But why spurious? I questioned inwardly as I left the grubby little shop, warily refusing an offer for my treasure. The shell, I was sure, contained a message.

We live by messages - all true scientists, all lovers of the arts...Some of the messages cannot be read, but (we) will always try. (We hunger) for messages, and when (we cease) to seek (to) interpret them (we) will be no longer (human).

The little cone lies now upon my desk, and I handle it as reverently as I would the tablets of a lost civilization. It transmits tidings as real as the increasingly far echoes heard by Thoreau in his last years...

Each of (us) deciphers from the ancient alphabets of nature only those secrets that (our) own (depths) possess the power to endow the meaning...The golden alphabet, in whatever shape it chooses to reveal itself, is never spurious. From its inscrutable lettering is created (human beings) and all the towering cloudland of (our) dreams. (The Unexpected Universe, Loren Eisely)

So, however you might define "mysticism"- know that the term has been an attempt to define the inexplicable - but that in doing so, the process speaks of the mystery of human existence, in all its myriad forms, both great and dramatic, small and seemingly inconsequential. It is in the various meanings that we give to these experiences in our life, that speak of their depth and purpose, not necessarily the events themselves or the limited descriptions we have attempted to apply to them.

To be negatively critical of another human being's desire to apply such a meaning to his or her life, is really to think within the solipsistic box of one's own creation - that is, to view life in a partial way, denying even the possibility that the meaning of it all, is simply that "it all" is a mystery. And in denying another's quest after an understanding of this mystery is to deny that person's desire to be more fully human.

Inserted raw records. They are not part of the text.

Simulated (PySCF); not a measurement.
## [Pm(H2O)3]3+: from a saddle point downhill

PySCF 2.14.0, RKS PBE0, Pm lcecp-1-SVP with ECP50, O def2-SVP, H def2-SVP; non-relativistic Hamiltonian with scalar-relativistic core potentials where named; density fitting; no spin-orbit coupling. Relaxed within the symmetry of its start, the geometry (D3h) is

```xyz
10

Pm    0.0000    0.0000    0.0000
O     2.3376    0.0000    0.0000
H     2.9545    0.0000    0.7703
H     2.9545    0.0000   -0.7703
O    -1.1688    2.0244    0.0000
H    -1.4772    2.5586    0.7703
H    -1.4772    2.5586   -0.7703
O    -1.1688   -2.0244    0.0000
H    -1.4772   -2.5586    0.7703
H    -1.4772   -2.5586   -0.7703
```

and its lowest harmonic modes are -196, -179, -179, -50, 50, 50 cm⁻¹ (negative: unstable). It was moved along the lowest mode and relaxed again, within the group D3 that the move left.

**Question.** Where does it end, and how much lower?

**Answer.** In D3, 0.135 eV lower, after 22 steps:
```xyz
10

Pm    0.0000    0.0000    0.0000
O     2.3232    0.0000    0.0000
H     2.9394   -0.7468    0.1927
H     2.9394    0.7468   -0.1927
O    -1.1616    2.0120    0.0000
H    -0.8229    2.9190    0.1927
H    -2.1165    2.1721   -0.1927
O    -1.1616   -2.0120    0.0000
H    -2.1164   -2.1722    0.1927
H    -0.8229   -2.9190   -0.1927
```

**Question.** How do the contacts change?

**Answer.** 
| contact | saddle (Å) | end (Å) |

As that Unitarian Universalist sage Robert Weston phrases it:

...It is the way of a person to dream and to explore;
It is our way to see and follow...
Into the mists of the unknown.
Look not to authority for the voice of God;
Look to the flame of beauty in the heart, and the insistent question,
The creating that tries, fails, and tries again.
This it is to be human, and in some sense to be God:
To love, to imagine; to experiment; to try; to create;
To stumble; to get up and go on in anguish and faith
That it can be done.


-- from Seasons of the Soul


CLOSING WORDS: "We receive fragments of holiness..."

We receive fragments of holiness, glimpses of eternity, brief moments of insight. Let us gather them up for the precious gifts that they are and, renewed by their grace, move boldly into the unknown.